An attack on the CNC is therefore not merely interpreted by many cultural workers as a savings measure but as an attempt to restructure France’s self-image as an independent cultural nation.

Between the Need for Reform and a Question of System

However, criticism of the CNC is by no means solely ideologically motivated. Debates about efficiency, transparency, and the funding logic of the authority have existed within the French state apparatus for years. The Court of Auditors has repeatedly pointed to high reserves and complex funding mechanisms. Additionally, the CNC has already been financially cut back as part of the 2025 budget law; several hundred million euros of reserves were tapped.

This discussion points to a structural problem in many French institutions: The country defends its cultural policy instruments with great determination but often shies away from profound modernization. Critics complain, among other things, about a strong concentration of funds on established producers, bureaucratic procedures, and a lack of transparency in selection decisions.

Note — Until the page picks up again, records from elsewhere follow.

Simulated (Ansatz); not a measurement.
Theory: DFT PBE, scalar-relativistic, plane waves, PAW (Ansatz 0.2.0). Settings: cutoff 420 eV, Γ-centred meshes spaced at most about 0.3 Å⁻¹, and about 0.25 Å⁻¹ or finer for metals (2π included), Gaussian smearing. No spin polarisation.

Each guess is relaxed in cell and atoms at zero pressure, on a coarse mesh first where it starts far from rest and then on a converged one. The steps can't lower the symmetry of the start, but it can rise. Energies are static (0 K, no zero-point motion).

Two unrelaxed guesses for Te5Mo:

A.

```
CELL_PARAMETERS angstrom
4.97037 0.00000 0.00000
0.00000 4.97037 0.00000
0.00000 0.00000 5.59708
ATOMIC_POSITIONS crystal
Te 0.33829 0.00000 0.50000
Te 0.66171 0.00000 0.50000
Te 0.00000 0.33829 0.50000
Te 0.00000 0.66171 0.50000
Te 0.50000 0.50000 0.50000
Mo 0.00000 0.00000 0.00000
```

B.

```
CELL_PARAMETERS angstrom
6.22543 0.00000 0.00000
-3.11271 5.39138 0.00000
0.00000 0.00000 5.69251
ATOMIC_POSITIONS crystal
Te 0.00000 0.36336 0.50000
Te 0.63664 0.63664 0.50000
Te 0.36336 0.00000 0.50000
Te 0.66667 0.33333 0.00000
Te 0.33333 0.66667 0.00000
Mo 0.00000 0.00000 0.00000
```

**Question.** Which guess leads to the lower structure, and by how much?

The real dividing line, therefore, does not run between reform and status quo, but between reform and abolition. Even many critics of the CNC fundamentally accept the necessity of a strong national funding system. The RN, by contrast, questions the legitimacy of the model itself.

Streaming Platforms and the New Media Economy

Additionally, there is a second, strategically crucial factor: the digitization of the audiovisual market. With Netflix, Disney+, Amazon Prime Video, and other platforms, the global media economy is changing fundamentally. France reacted relatively early by also obliging streaming providers to finance national production.

This is precisely where the French system is unique internationally. While many countries struggle to regulate global platforms, France already forces them to participate in domestic production. The CNC thus functions not only as a funding institution but also as an instrument of economic regulation in the digital age.

For French politics, this is a question of strategic autonomy. Because audiovisual content is no longer just entertainment products but part of geopolitical influence. Series, films, and streaming offerings shape societal narratives, language, and cultural perception worldwide.

Against this background, the dispute over the CNC appears less provincial than it might first seem. In fact, it is about whether European states can still assert independent cultural spaces in the global media market.

The political contradiction is obvious: Precisely a party that emphasizes national sovereignty and cultural identity attacks an instrument that has secured this independence for decades. The RN argues both fiscally and ideologically – yet economically, weakening the CNC could primarily benefit international platforms and American studios.

Bruel’s formula that France would “pay more and get less” without the CNC is therefore more than a technical reference to budget mechanisms. It describes a possible scenario of cultural dependency. Because without stable national funding, not only would the number of French productions decrease; in the long term, cinemas, producers, and creative networks could also lose significance.

The dispute over the CNC thus exemplifies how cultural policy today has become part of larger geopolitical and societal confrontations. It is not just about films or funding, but about how a European state wants to preserve its cultural independence in the age of global platform economies.